We begin with a space vehicle re-entry gone bad.  It's carrying a precious cargo of alien life-forms, but somewhere in the fiery crash one of the pods went missing.  The other three were recovered, even in Malaysia, by a privately-funded search-and-rescue team.  Yes, the days of business enterprises running the space program have already arrived.

            Carlton Drake (Riz Ahmed), the head of the giant research corporation, tells whoever will listen that our planet is on the brink of collapse, that we're a generation away from extinction, and therefore a new race of beings is necessary.  Mr. Drake plans to combine the alien matter, which he calls symbiote, with a human, at first using volunteers, but so far the experiments have proved unsuccessful.  Until, that is, the unauthorized break-in of an investigative television journalist, Eddie Brock (Tom Hardy).  And now, it seems, the black, gooey, but intelligent life-form has found a compatible host. 

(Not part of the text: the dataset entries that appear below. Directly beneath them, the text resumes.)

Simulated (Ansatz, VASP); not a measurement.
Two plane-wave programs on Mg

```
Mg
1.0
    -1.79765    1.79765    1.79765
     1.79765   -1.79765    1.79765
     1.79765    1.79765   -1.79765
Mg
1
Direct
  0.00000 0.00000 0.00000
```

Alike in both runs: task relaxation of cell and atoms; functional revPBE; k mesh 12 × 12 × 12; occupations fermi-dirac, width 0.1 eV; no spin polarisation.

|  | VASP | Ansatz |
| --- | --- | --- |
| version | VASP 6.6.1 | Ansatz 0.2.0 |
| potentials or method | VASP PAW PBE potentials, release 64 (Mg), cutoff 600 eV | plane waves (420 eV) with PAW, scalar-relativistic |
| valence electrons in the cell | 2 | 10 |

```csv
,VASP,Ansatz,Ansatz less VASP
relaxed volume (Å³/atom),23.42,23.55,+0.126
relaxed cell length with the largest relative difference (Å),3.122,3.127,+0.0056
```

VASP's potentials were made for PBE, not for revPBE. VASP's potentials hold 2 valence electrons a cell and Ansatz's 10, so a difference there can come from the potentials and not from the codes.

            Eddie Brock needs for something to go right in his life right now.  He's gone a step too far in his aggressive reporting, where he viewed confidential legal files on his girlfriend's computer to serve as his “anonymous source” for an exposee of Carlton Drake.  This not only gets Brock fired, but also his former fiancee, Anne (Michelle Williams).  Yes, she breaks up with him over the breach of trust.  So now Eddie Brock is living in a beaten-down walk-up near 42nd Street, enduring the eardrum-splitting, teeth-grinding music from across the hall.  And now that he's unemployed, he takes more time to talk to the other invisbles in his path, like the homeless woman who sells the free community newspaper, or the clerk behind the counter of a struggling convenience store.  We like the guy because he's human.  He makes mistakes by being impulsive, and acting without thinking things through, but his heart's in the right place.  Even if he does try to cut a few corners occasionally.  Oh, and he's still in love with Anne, even though she has adamantly “moved on with her life.”

            Enter the symbiote into Eddie Brock, almost like a demon possession.  Or a kind of Dr. Jekyll and Mr. Hyde, or maybe even Bruce Banner and The Incredible Hulk.  Within Eddie Brock is this monstrously strong alien being, who also talk to him inside his head (in a deep, booming, authoritative voice, of course).  The symbiote makes Eddie Brock ravenously hungry, making Eddie Brock jump into an aquarium filled with live lobsters and proceed to eat them all raw.  Like you would expect of co-habitating alter egos, they are often are at odds over what to do next, but somehow in all the push-pull of those exchanges, there's actually a kind of bonding taking place.  And when that happens, together, they become “Venom.” 

            Director Ruben Fleischer obviously enjoys using the CGI for the “superpowers” that Venom possesses, including during the chase scenes.  And it's a nice twist that Venom actually wants to stop the inhabitants of the other three modules from returning to space, because he knows of their invasion plans, and Venom has developed some affection for the world as it is.  So have some of the rest of us.

            Sure, it's comic-book stuff, but at least with a sense of humor, and a bit of vulnerable humanity for the viewers to identify with, not to mention rooting for a greedy corporate know-it-all to get his comeuppance.  And we've already set ourselves up with a sequel featuring Eddic Brock as a mild-mannered reporter for a great metropolitan newspaper, searching for truth, justice, and the American Way.  What could go wrong?